Bonneville Dam on the Columbia River.

Bonneville Dam on the Columbia River. Bonneville Power Administration file photo

Whistleblowers Who Exposed Hiring Offenses at Bonneville Power Administration Win Relief

Manipulation of ratings process adversely affected veterans.

Four Energy Department employees who exposed manipulation of hiring procedures at the Bonneville Power Administration won settlements with full relief, the Office of Special Counsel announced on Wednesday.

Two supervisors who were found to have retaliated against the whistleblowers were disciplined and relieved from supervisory duties, though a third human resources director said to have led the misconduct at the 3,000-employee facility in Portland, Ore., retired during investigations by the OSC and Energy’s inspector general.

“Whistleblowers were key to uncovering hiring offenses that adversely affected veterans at the Bonneville Power Administration, and they deserve praise for bravely speaking up,” said Special Counsel Carolyn Lerner. “The Bonneville Power Administration should also be commended for taking steps to provide relief to the whistleblowers and to correct its past wrongs in order to move forward.”

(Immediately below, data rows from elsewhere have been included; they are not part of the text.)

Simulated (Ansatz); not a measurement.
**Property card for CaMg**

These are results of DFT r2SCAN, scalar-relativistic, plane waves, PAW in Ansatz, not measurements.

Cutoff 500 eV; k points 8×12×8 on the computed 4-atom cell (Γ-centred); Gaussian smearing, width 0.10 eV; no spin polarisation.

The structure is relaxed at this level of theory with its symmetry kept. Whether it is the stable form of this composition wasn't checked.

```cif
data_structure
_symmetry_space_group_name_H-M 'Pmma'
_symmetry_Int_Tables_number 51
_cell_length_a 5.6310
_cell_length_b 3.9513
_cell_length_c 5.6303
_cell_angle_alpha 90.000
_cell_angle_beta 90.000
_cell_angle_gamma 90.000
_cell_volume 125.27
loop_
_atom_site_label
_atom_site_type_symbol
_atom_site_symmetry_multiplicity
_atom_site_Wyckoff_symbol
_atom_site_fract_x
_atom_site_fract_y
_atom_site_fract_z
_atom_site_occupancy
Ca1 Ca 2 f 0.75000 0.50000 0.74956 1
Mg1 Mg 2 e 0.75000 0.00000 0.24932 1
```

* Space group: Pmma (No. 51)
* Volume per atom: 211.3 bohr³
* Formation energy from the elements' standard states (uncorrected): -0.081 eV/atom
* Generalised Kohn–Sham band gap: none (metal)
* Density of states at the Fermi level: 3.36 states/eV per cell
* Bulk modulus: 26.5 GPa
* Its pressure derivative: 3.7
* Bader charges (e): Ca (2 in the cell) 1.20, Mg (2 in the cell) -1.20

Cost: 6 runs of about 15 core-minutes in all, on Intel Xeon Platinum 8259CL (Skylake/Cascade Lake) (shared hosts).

The efforts to disqualify some 117 veterans from November 2010 to June 2012 were documented in an October 2013 inspector general’s report. It said, “Bonneville consistently manipulated the applicant rating process. This practice involved modifying the ‘best qualified’ category after all applications were received; actions that resulted in the inappropriate exclusion of veterans and other applicants from consideration for job selection….

“The impact of Bonneville's improper hiring practices is widespread, has subjected affected individuals to economic consequences, has disrupted Department and Bonneville operations, and has exposed the department to a variety of legal challenges,” the inspector general added. “Most importantly, adversely impacted veterans, individuals who have made significant sacrifices and to whom the nation has committed to giving preference in federal hiring, have not received promised benefits. Further, based on the significant influx of complaints we have received regarding Bonneville's hiring practices, there appears to be a significant loss of public trust in the organization.”

The charges that Bonneville supervisors had violated Obama administration and Office of Personnel Management guidelines for hiring sparked a congressional hearing in August 2013. Rep. Darrell Issa, R-Calif., then-chairman of the House Oversight and Government Reform Committee, said, “a high-level BPA official informed us that they had received specific instructions not to speak with anyone outside of BPA or the department about this matter -- and that the instruction came straight from the top of the department. Consequently, BPA employees have been, quite frankly, scared to speak with committee investigators for fear of retaliation.”

The OSC also found that BPA improperly excluded one veteran who was eligible for a hiring preference and was qualified for a position, but was not selected. BPA agreed to take full corrective action by appointing the veteran to the position with full back pay.